Upon the following papers numbered 1 to 13 read on this motion to appoint a referee to compute among other things, cross motion to vacate order among other things and cross motion to extend time to serve ; Notice of Motion/Order to Show Cause and supporting papers 1–6 ; Notices of Cross Motion and supporting papers: 7.11; 12–13 ; Opposing papers:; Reply papers; Other; (and after hearing counsel in support and opposed to the motion) it is,
ORDERED that this motion (# 002) by the plaintiff for, among other things, a default judgment and the appointment of a referee to compute, is granted in part and denied in part, and it is further
ORDERED that the cross motion (# 003) by the defendant, Robert A. Bedrossian, to vacate the default, dismiss the complaint or for leave to serve an answer, is denied in its entirety, and it is further
ORDERED that the cross motion (# 004) by plaintiff, pursuant to CPLR 306–b, authorizing an extension of time to serve defendant, Robert Bedrossian, is granted in its entirety, and the Court extends the time to effectuate service for a 120–day period from notice of entry of this order and that any service occurring within the 120–day period be validated, authorized and effective nunc pro tunc, in the interest of justice and for good cause; and it is further
ORDERED that the proposed Order submitted by plaintiff, is marked "not signed," and it is further
ORDERED that Thomas Roach, Michael Cunningham and Karlie Cunningham be substituted in place and stead of "John Doe # 1" through "John Doe # 3", as party defendants to this action and the caption be amended accordingly; and it is further
ORDERED that defendants captioned as "John Doe # 4" through "John Doe # 12", not having been served with copies of the summons, complaint and certificate of merit, are neither necessary nor proper party defendants and the caption is hereby amended to strike said defendants from the caption of this action; and it is further
ORDERED that the caption shall be amended to read as follows:
CENTRAL MORTGAGE COMPANY,
Plaintiff,
against-Index No.
613622/15
ROBERT A. BEDROSSIAN, THOMAS
ROACH, MICHAEL CUNNINGHAM and
KARLIE CUNNINGHAM,
Defendants.
and it is further
ORDERED that plaintiff is directed to file this order with a notice of entry within five days of receipt of this Order pursuant to 22 NYCRR § 202.5–b(h)(3).

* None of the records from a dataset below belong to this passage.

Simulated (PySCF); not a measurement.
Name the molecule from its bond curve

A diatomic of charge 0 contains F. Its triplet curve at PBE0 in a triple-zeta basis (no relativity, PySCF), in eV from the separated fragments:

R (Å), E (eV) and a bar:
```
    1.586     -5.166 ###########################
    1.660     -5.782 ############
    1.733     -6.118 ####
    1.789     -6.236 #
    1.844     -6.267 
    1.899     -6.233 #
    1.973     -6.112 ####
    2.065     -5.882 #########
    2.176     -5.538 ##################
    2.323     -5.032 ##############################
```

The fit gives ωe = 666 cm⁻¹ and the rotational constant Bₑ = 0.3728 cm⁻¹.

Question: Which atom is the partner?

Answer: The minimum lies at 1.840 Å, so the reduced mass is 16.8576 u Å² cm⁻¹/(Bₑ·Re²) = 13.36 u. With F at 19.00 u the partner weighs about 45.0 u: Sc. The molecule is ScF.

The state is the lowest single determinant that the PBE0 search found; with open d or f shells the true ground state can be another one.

This foreclosure action was commenced by filing on December 31, 2015. The matter was reassigned to this Part pursuant to Administrative Order No. 110–17, dated September 28, 2017 and submitted for decision on October 19, 2017. In essence, on October 28, 2002, the defendant, Robert A. Bedrossian, borrowed, upon a promise to repay, $200,000.00 from the plaintiff's predecessor-in-interest and executed a promissory note and mortgage. However, the defendant subsequently defaulted and on June 24, 2014, the defendant executed a Loan Modification Agreement, with a new principal balance of $171,371.90. Yet, once again, the defendant defaulted upon the new promise to pay by failing to make the required mortgage payment due on May 1, 2015. The defendant and the various non-parties served at the premises, have not answered this action. Therefore, plaintiff has moved for a default judgment.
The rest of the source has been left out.